Matt, I have a great deal of experience in that sort of thing, and from my experience you are being overly conservative. I don't recall exactly how much film we ran, but it was on the order of miles per day, and printed work was drastically more, easily enough to cave in the roof of a house. We used almost exclusively kodak professional color neg - CPS, VPSII, VPSIII, and Portra 160.
We once got caught with some sort of problem that took a lot of reprinting, and after that we set up a program to screen all of the new emulsions sensitometrically. They virtually never changed (with a few exceptions). But I mention this because it means that we knew what the emulsion looked like when it was new.

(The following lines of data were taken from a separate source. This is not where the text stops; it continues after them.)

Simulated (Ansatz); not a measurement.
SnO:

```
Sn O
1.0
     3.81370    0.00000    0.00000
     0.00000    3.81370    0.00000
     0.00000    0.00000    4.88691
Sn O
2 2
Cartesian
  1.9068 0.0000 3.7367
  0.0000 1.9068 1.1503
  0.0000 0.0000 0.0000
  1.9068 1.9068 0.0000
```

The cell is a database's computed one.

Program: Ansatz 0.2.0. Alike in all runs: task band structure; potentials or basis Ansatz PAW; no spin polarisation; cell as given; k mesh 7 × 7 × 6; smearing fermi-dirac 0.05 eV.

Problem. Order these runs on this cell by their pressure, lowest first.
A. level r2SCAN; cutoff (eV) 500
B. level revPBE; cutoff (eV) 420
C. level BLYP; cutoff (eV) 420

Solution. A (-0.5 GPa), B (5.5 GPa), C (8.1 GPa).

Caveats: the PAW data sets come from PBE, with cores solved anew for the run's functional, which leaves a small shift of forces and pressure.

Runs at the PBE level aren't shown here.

Now, in our studio chain, including a traveling "road" operation, we were always getting film back that someone had "found" in the back of a cabinet or in the trunk of a car they were taking over, etc. Because of the unknown storage history, they were instructed not to use it. In our main office we'd pull off a foot or two and print some sensi wedges for an abbreviated screening (similar to what a control strip plot does). Most of the film had presumably been stored in conditions of a typical retail store (in the U.S.), but who knows for sure? Almost always, it was a virtual match for the new sample of the same emulsion. This pattern continued, even when the film was a year or two past the expiration date. And definitely, no one was refrigerating those films.
I should point out that there was some slight fluctuation in these test "plots" but it was within a normal statistical control range. I'm doubtful that regular photographers would have a stable enough process to even be able to detect the occasional emulsion "signatures" that we saw. Certainly these would not have shown on printed work.
I have previously posted results of a "heat stress" test we had done where we ran VPSIII at an elevated temperature for weeks, and then exposed sensi wedges on it. We also ran a couple of amateur films to see how much better they would be than the "delicate" pro films. And we were surprised that VPSIII was significantly more rugged than the amateur films. So a great deal of what we previously had believed about pro vs amateur films was wrong.
Now, if I was planning to use a film 5 years or so out of date, I'd refrigerate or freeze it, but for normal time ranges with the specific films we tested, no - no special storage. Any other brands, sorry, can't say for sure.